We had a fun (and rare) lab meeting on Tuesday to workshop a collaborative project inspired by the visit of Chinese PhD student Qiqi Zhao. The SolVES methods she has used so far in her research in Nanjing require some adjustment to explore rural Nova Scotia. This project will bring together the expertise of students I am working with around culturomics and social media methods generally (Mehrnoosh, Yan, Keshava, Keahna), including manual and machine learning approaches, and cultural ecosystem services and relational values (Emily, Mehrnoosh, Qiqi, Yan), including quite a few who have already engaged in the Bay of Fundy target system (Emily, Mehrnoosh, Yan). An exciting nexus of skills and interests as we set about establishing a better understanding of those tricky non-material services and values on the multifunctional Bay of Fundy coast.
Congratulations to Mehrnoosh Mohammadi, who won one of three poster awards at this week’s Landscape 2021 meeting in Europe (remotely), which is an international event focuses on sustainable agriculture through diversity and multifunctionality. On top of a certificate, this award will fund her to attend the next meeting in 2024. Mehrnoosh is in the final stages of her MES here in SRES, and her poster covers the first paper planned from her thesis, Terroir as an Ecosystem Service in Vineyard Landscapes: A Social Media Approach, which combines thematic coding, hierarchical cluster analysis and innovative collage visualization methods (to balance concerns of copyright and privacy online). Her work is funded by the Nova Scotia Graduate Scholarships and funding from the Social Sciences and Humanities Research Council (Kirby Calvert, PI) for a project concerned with integrating renewable energy into vineyard landscapes. Her next paper also uses Instagram but explores the impact of wind farms and solar panels on vineyard visitors, using more clever methods such as photo editing and saliency mapping.
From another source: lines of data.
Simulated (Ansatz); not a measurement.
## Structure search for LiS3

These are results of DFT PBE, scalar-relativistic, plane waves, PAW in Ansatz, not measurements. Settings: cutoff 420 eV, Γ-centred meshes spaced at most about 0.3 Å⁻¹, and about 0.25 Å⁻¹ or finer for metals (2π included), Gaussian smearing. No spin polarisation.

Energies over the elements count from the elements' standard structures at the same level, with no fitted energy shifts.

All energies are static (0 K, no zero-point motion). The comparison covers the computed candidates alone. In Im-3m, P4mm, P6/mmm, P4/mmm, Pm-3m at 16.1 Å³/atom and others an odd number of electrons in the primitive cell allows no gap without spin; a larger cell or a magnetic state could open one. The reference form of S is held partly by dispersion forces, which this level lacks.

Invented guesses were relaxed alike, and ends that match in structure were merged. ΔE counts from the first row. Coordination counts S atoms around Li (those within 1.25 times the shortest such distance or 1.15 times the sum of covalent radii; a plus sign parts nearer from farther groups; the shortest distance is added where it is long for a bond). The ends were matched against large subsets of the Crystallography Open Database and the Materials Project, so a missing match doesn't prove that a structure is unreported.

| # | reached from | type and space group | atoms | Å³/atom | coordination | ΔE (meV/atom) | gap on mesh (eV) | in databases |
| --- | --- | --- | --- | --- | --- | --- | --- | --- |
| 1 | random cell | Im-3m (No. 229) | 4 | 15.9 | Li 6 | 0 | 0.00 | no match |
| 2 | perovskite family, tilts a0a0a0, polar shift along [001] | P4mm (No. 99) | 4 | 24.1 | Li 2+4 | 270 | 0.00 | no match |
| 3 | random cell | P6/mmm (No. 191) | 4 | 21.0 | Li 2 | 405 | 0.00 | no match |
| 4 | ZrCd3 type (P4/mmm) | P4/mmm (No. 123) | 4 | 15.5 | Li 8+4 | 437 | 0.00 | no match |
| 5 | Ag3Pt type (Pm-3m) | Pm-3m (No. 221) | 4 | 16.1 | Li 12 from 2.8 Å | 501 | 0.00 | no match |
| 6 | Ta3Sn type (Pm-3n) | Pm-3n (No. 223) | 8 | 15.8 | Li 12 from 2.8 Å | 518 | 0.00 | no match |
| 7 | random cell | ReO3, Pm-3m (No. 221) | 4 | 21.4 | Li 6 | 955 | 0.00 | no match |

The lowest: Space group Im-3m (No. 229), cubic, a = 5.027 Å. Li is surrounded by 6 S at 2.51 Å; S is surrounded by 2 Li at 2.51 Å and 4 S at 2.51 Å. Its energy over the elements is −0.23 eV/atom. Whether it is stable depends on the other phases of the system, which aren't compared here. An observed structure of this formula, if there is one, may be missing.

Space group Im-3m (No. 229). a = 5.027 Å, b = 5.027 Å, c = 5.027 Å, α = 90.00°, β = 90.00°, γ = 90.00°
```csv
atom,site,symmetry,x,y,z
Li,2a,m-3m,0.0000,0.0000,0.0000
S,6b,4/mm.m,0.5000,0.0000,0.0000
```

The first output of the Landscape 1 case study of ResNet, the Bay of Fundy dykelands, is out this week in Facets, Canada’s open access science journal: Understanding multifunctional Bay of Fundy dykelands and tidal wetlands using ecosystem services—a baseline. We set out to understand ecosystem service flows from tidal wetlands and drained agricultural dykeland (former tidal wetland), as climate change forces a rethink of the dykeland system. This review covered papers, theses, reports, and drew in some cases on other jurisdictions where there was a dearth of local data. We uncovered some key gaps but also potential synergies in balancing the system for sustainability. Filling some of the gaps to inform decisionmaking is the undertaking that faces us in ResNet.
As decision-makers tackle the challenge of adapting Bay of Fundy dykelands to climate change, they need to understand who uses and values dykelands and salt marshes, and for what. This new paper in Ocean and Coastal Management, Comparing cultural ecosystem service delivery in dykelands and marshes using Instagram: A case of the Cornwallis (Jijuktu’kwejk) River, Nova Scotia, Canada, used four months of geocoded Instagram data to understand the cultural ecosystem service (CES) tradeoffs that might result from removing/realigning dykes and restoring salt marshes where dykelands can’t be sustained. Dykelands provide a much wider set of CES for a wider demographic than do marshes for this set of social media users. However, a big surprise is that while salt marshes were present in many photos they were not named as such; users spoke only about the dykes and dykelands behind those marshes. As such, the marsh CES in the dataset came from visitors to an impounded freshwater wetland trail which is a local attraction walkable from the downtown centre of Kentville. Many of the messages triangulate well with the 2016 online Q survey I ran with Nova Scotians about the same topic and the paper provides another nice case study as to the utility of social media data for social impact assessment. One of the really great things about this paper is that it is a real ‘lab’ output. The work was initiated as a follow-up to that 2016 study and to inform the new ResNet work when I knew Camille was going to be joining as an intern from AgroCampus Ouest. PhD student Yan collected a few months of Instagram posts for Camille to analyze with her help, postdoc Tuihedur helped with statistics, and then Yan picked it up again to write up after Camille went back to France. I’m proud of this paper and this collaborative team.
Congratulations to Denise Blake for her paper, out today in Ocean and Coastal Management, Participatory mapping to elicit cultural coastal values for Marine Spatial Planning in a remote archipelago (free for 50 days). The paper is based on map-elicited cultural values mapping of the Falkland Islands coasts. This work was undertaken to inform the Marine Spatial Planning process underway in the Falklands, led by Amelie Auge, I really enjoyed advising on this project. The geographical and connectivity issues in the Falklands made a more typical web-based PPGIS (public participation GIS) process impossible, and so it called for careful design to elicit values from citizens. The analysis revealed particular hotspots of local value, but also that people were not particularly attached to areas near them.